I am quoting a very nice article from the paper factory’s website, which says it all about the UPM Kymmenen paper mill, the energy production and the amazing waste management that they have in cooperation with the city.
The forest industry has been the cornerstone of the Finnish town of Rauma for over 100 years. The UPM Rauma mill has an indisputable role in sustaining the vitality and appeal of this small coastal town.
Each year, tens of thousands of tourists travel to the town of Rauma on the west coast of Finland. Rauma is most famous for its historical wooden house district, called Old Rauma, which is a Unesco World Heritage site. Amidst the district’s idyllic alleyways, houses and backyards, one can still sense the spirit of a medieval town.
Despite the historical surroundings, life in Old Rauma is as modern as in the newer parts of town. For example, all Rauma’s districts use district heating produced in the UPM Rauma mill site next to the town.
The forest industry has been the main source of income in Rauma for several generations. The town’s first saw mill was established in 1912 and a pulp mill followed soon after that. Rauma’s first paper machine started production in 1969. This strong start led into one of the largest concentrations of Finnish forest industry, that at one time employed up to 4000 people. Today, the traditional mill site consists of a paper mill, pulp mill, tall oil distillation plant and a power plant, which employ altogether over 700 people.

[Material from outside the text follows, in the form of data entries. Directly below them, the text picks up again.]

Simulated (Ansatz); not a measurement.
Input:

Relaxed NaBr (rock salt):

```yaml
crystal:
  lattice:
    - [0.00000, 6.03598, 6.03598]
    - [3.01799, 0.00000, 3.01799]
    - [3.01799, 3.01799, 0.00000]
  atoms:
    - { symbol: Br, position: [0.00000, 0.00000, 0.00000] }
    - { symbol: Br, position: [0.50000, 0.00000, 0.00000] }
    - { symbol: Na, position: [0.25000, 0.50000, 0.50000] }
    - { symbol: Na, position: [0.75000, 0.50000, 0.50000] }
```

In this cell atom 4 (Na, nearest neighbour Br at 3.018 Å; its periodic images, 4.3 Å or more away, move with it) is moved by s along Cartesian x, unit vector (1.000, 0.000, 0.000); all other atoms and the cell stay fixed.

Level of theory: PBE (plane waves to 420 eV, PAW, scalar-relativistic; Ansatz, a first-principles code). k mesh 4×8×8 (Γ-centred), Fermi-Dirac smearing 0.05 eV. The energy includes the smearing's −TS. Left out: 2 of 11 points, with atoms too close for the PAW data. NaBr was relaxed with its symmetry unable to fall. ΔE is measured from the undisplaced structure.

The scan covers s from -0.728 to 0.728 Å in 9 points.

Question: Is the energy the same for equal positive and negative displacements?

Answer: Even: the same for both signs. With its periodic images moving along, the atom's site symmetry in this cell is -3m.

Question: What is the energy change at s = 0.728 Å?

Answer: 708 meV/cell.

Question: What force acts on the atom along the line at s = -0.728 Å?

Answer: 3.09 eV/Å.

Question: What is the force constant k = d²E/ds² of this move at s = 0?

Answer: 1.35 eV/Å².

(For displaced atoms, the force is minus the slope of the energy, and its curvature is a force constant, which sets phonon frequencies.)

The UPM Rauma paper mill is mainly known for its three paper machines that produce coated and uncoated magazine paper for magazines, catalogues and marketing materials.
But there is more to the mill than paper: it generates heat, treats wastewater and creates stability for the town by providing reliable employment. The mill also collaborates with various other parties and helps attract other businesses to Rauma. A stone’s throw away from the historical centre of Rauma, there is a busy exportation port waiting for new freight to be transported all around Finland.
In 2014, over 5.5 million tonnes of goods were exported. Being close to the port creates clear savings for UPM. Instead of storing paper reels in the mill, the company transports them with specially designed trucks directly to the port warehouse to be loaded onto ships. “This arrangement improves our cost efficiency and competitiveness. The less the paper reels are handled, the less they get damaged. This is very important to our customers”, says Timo Suutarla, general manager at UPM Rauma.
Providing district heating and clean water for the town
Also located in the UPM mill site is the Rauman Biovoima energy company that generates district heating for the town and acts as its partner. It ensures that the people of Rauma have heating and warm water throughout the year. Over 99% of the district heating used by the town is generated locally next to the paper mill.
The power plant is among the top users of recovered fuel in Finland. It utilises forest residue from the surrounding region, commercial and industrial packaging waste and energy waste from Rauma.
In 2013, the power plant invested in recovered fuel usage by acquiring equipment to improve the receiving, handling and storing of recovered fuels. Thanks to its investment, the plant has been able to replace almost all imported fossil fuel with renewable Finnish fuels. Using domestic fuel creates savings, thus further increasing UPM Rauma’s cost efficiency. In addition to district heating, Rauma also benefits from the mill’s wastewater treatment plant.
In addition to its own, UPM Rauma treats all wastewater produced by the town. The figures are dizzying: the plant can process 1.2 cubic meters of wastewater in a second. This means that the average annual wastewater created by one household can be treated in one minute.
Word of the exceptionally efficient wastewater treatment has reached other businesses as well. “HKScan, a large Finnish meat processing company, decided to construct their new poultry processing facility in Rauma partly because of the wastewater treatment plant”, says Suutarla.
The efficiency of the plant is demonstrated by the environmental status of the Sea of Bothnia, which has in recent years seen significant improvements. The positive change has also been widely noted among high-ranking Finnish policy makers. However, those who take most pleasure in the healthier sea are the ordinary people who have cottages or boats on the coast — and in this historical marine region, there are plenty of them.
Important wood buyer and employer
The Rauma paper mill’s annual production capacity is nearly 1 million tonnes of paper. This requires plenty of raw wood material, which is almost exclusively sourced from Finland, mainly from areas around Tampere and Turku.
“Finland’s forests grow by approximately 100 million cubic metres a year. Rauma has an important role in its utilisation, as we annually use about 1 million cubic metres of the new growth”, Timo Suutarla says.
Wood sourcing has a notable effect on employment in various fields, including transport, forest planning and clearing. UPM Rauma employs 520 people directly and over four times more indirectly.
In Rauma, everybody knows somebody who works at the paper mill, and it has often provided livelihood for many generations of local families.
- Production capacity: 970,000 tonnes of paper 150,000 tonnes of fluff pulp PM4 is Finland’s largest paper machine.
- Raw materials in paper production: Over 1.3 million cubic metres of spruce and 165,000 tonnes of pulp annually
- Employees at the mill site: 720. Indirect employment effect of UPM Rauma: 2,100
The company logo, the griffin, was designed by Hugo Simberg in 1899. It is probable that the griffin was chosen as the company logo because it represents a guardian of the northern forests. The griffin logo is the oldest continuous company logo in Finland.
UPM stands for the United Paper Mills.